The Early Days of a Better Nation

Monday, December 31, 2018



Astounding revelations

Astounding: John W. Campbell, Isaac Asimov, Robert A. Heinlein, L. Ron Hubbard, and the Golden Age of Science Fiction, Alec Nevala-Lee, 2018, Dey St.



I was given this book for Christmas, started reading it on Boxing Day, and finished it yesterday. So this is not a review. Instead, it's a few reflections provoked by reading the book. You can read about the book, with links to many rave reviews, here. I can only add my enthusiastic recommendation.

The first surprise, for me, was the sub-title. I knew, of course, that Hubbard was a popular pulp SF writer before he became otherwise famous. I knew too that Campbell had been keen on Hubbard's original discovery of the secret of life, Dianetics. Until I read Astounding I had no idea at all that Hubbard was in his SF heyday as big a name as the other three. Nor did I realise just how much Campbell put into Dianetics, the book, and dianetics, the movement.

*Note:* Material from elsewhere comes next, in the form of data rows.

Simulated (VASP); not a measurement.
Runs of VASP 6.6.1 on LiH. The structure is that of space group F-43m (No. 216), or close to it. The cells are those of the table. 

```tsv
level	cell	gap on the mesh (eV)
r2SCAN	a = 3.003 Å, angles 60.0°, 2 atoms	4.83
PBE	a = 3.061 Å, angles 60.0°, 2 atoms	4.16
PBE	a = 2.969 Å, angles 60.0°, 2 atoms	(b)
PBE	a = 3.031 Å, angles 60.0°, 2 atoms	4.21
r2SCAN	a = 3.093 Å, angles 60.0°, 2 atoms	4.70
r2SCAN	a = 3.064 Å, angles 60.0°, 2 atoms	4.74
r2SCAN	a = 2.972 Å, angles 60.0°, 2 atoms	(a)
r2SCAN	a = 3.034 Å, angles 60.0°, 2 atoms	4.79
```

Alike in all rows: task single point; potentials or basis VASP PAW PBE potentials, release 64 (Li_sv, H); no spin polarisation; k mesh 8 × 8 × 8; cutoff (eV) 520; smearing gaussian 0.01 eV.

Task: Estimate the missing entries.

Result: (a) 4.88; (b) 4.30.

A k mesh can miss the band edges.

I'm just old enough to have read Campbell editorials in Analog more or less live – a friend in Greenock High School lent me a stack of then-recent back issues. I had read a bit about Campbell, so I knew he was a legendary editor. The writers I most looked up to looked up to him. His distinctly right-wing musings and his brusque manner of thought meshed perfectly with the attitudes I'd already picked up from Heinlein and other Golden Age writers. It's sobering (as well as, in a way, inspiring) to see the extent to which what I thought of as 'the science-fictional outlook' (basically, that the world is best approached as an engineering problem) was constructed by a handful of Campbellian cadre back in the 1940s. The trouble is that though these guys inspired lots of people to become scientists or engineers, they could be a little slapdash in their own constructions. One Analog editorial that sticks in my mind was about how little we knew of Mars from limited, local sampling of its soil. Campbell pointed out that some minerals on Earth are so rare they're only known from one location: for instance, greenockite, found only in and around Greenock. This (I've just learned), is not quite true. The mineral isn't found only in Greenock, it wasn't discovered in Greenock, and it's not named after the town of Greenock.

Among Campbell's more respectable enthusiasms was General Semantics, which it seems both he and Hubbard got via Heinlein. The most famous and overt influence of General Semantics on science fiction was A. E. Van Vogt's novel The World of Null-A, but smatterings of the jargon were widespread in Golden Age SF – I recall 'time-binding' from Fritz Leiber as well as Heinlein, 'the map is not the territory' from all over, and the solemn declaration that 'A difference that makes no difference is no difference' from the mouth of Spock in one of James Blish's novelizations.

As reading Astounding has reminded me, I may have got a stronger dose of General Semantics myself as a by-product of its prominence in SF. Possibly fed up with my third-hand blather on the topic, my English teacher, Joan Woods, shoved at me her well-thumbed copy of Language in Thought and Action by S. I. Hayakawa. I read it over a summer holiday and it did me a power of good. The notion of 'extensional orientation' (very roughly, paying a lot more attention to the world around you and paying a lot less respect to your current ideas about it) was almost literally an eye-opener.

It turns out you can learn quite a lot about Earth from local observation in Greenock.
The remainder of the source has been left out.